Michael Van Valkenburgh Associates (MVVA) is slated to transform Buffalo, New York’s old yet beloved waterfront park into a sweeping linear landscape and cultural destination along Lake Erie’s edge. The design team will reimagine the city’s 77-acre LaSalle Park as the new Ralph C. Wilson, Jr. Centennial Park, named after the late owner of the Buffalo Bills.
The redesign is part of the Ralph C. Wilson, Jr. Foundation’s big push to improve parks and trails in Western New York and Detroit. In October, the Foundation announced a $200 million investment it would split between the two locales, which includes the build-out of a new 22-acre waterfront park in Detroit also designed by MVVA. Though the New York–based landscape architecture firm had already unveiled renderings of the Motor City’s proposed park earlier this year, no firm had been chosen for the Buffalo project.
To Bob Shibley, dean of the University of Buffalo (UB) Regional Institute in the School of Architecture and Planning, who’s helping to spearhead the project, MVVA was a natural fit. The university helped form the Imagine LaSalle Focus Group, a team of 22 community stakeholders who toured successful park projects in Cincinnati, New York, and Chicago to gain inspiration for their hometown’s goals.
“People were overwhelmingly enthusiastic about those projects,” said Shibley. “When the announcement was made that Micahel Van Valkenburgh would do Detroit and that both of our parks would be named after Wilson, it was obvious the parallel between the two cities was important.”
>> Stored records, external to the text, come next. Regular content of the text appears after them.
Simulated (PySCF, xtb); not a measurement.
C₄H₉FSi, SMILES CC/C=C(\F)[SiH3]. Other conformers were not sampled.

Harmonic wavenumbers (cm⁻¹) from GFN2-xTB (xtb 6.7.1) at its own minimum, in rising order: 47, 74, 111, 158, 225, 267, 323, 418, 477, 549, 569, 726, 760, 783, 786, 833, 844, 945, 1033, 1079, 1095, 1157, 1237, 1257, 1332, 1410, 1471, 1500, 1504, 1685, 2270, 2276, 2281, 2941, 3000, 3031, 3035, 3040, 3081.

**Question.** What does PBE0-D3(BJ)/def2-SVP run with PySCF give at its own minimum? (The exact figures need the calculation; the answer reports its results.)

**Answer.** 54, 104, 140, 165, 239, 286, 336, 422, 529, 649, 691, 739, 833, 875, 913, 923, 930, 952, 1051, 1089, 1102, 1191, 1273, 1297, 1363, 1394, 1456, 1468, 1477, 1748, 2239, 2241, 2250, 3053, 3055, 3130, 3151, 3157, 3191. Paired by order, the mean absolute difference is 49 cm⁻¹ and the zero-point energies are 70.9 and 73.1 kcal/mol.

This “paired park” idea isn’t an explicit design decision, said Shibley, but a nice nod to the Wilson Foundation and its commitment to improving the well-being of people living in both Buffalo and Detroit. MVVA will now take on the challenge of bringing those two separate community visions to life. Even though the parks will be sharing the same name and touch the same body of water, both are inherently different landscapes to Michael Van Valkenburgh.
“The two assignments have quite different challenges about them, more contextual differences,” he said. “In some fundamental ways, they mirror each other, but topographically, they’re totally different. LaSalle is twice the size and literally grades right into Lake Erie, while the Detroit side is perched up with a sea wall. The aspirations are similar, but we’ll have to input quite different interventions on each site.”
The UB Regional Institute released a comprehensive report detailing the community’s expectations for the project, which MVVA will use as a guide during the initial design phase. MVVA will have to consider how to integrate the history of the near-90-year-old parkland, its connection to the Olmsted & Vaux–designed Front Park, as well as its role as a sports and recreational space.
One of the biggest challenges, according to Shibley, will be buffering noise from the adjacent I-90 highway that runs north toward Canada, as well as creating better access, points of transition, and more localized design details for the five diverse districts that surround LaSalle. While the end result will likely resemble a signature MVVA-designed parkland complete with terrain changes, innovative playscapes, and stunning vistas, Van Valkenburgh said it will retain its most important charm.
“The flatness of LaSalle is very defining,” he said, “and it’s also a little relentless to me. I think we don’t want to lose that flatness because there’s a kind of wonderful, almost magical concept of playing at the edge of a lake. At the same time, we’ll likely want to add some topography the landscape to allow people to get to a higher level over the water to see Buffalo’s famous sunsets.”
Renderings for the Ralph C. Wilson, Jr. Centennial Park in Buffalo have not yet been released, but a conceptual design and physical model will be presented to the public in May 2019.